Today’s discussion of Jonathan Lethem’s Chronic City comes from guest blogger Martha Nadell, who teaches at Brooklyn College and is at work on a literary history of Brooklyn. She is also the author of the chapter “Writing Brooklyn” in our Cambridge Companion to the Literature of New York.

In the past decade or so, Jonathan Lethem, more than any other novelist of recent years, has come to be considered Brooklyn’s quintessential writer. He is the go-to Brooklyn writer, a familiar presence at the Brooklyn Book Fair, at Brooklyn bookstores, classrooms, and other venues. Lethem, by virtue of two of his novels’ settings and subject matters as well as his own personal history (he grew up in Brooklyn in what is now known as Boerum Hill), has come to stand for Brooklyn’s most recent literary renaissance.

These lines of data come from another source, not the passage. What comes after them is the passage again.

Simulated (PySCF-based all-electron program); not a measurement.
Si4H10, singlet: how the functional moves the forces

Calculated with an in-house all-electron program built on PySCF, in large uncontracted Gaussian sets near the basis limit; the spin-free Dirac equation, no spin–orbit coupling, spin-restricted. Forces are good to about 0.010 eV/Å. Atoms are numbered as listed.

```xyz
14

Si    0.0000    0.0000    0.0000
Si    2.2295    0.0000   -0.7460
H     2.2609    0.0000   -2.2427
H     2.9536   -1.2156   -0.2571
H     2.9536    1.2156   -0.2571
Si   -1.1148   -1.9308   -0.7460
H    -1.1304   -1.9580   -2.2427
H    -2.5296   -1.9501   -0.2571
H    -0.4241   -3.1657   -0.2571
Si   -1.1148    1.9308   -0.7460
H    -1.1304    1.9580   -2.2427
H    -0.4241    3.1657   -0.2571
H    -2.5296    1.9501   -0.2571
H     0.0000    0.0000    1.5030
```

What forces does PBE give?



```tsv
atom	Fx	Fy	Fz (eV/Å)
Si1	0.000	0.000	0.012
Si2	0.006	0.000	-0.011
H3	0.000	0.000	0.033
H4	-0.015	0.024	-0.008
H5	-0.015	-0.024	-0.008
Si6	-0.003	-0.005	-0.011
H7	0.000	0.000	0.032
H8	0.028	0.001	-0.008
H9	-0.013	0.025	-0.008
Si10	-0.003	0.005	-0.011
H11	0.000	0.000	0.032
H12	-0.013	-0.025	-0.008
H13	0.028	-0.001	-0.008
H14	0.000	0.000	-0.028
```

When, in 2010, Lethem accepted the Roy Edward Disney Professorship in Creative Writing at Pomona College, the Brooklyn Paper indicted the “bard of Boerum Hill” on charges of abandoning Brooklyn, while the New York Post reported that one fan tweeted “Hard to imagine Lethemless Brooklyn” and accused him of pulling a Walter O’Malley Think about that for a second. Lethem was so closely aligned with Brooklyn that he was charged with replicating what some see as the greatest betrayal Brooklyn experienced in the twentieth century, O’Malley’s uprooting of the Dodgers to Los Angeles. Lethem, in uprooting himself, was cast simultaneously as the nefarious owner and the team itself.

Lethem’s fictional move to the Upper East Side in Chronic City did not occasion such a strong reaction, but it did cause some local handwringing. The Brooklyn Paper was quite relieved that the novel was a satire, rather than a tribute of that “god-forsaken borough.” And even his publisher got in on the act. According to an article in the Guardian, Lethem’s publisher took out an ad for the novel proclaiming, “Lethem does Manhattan.”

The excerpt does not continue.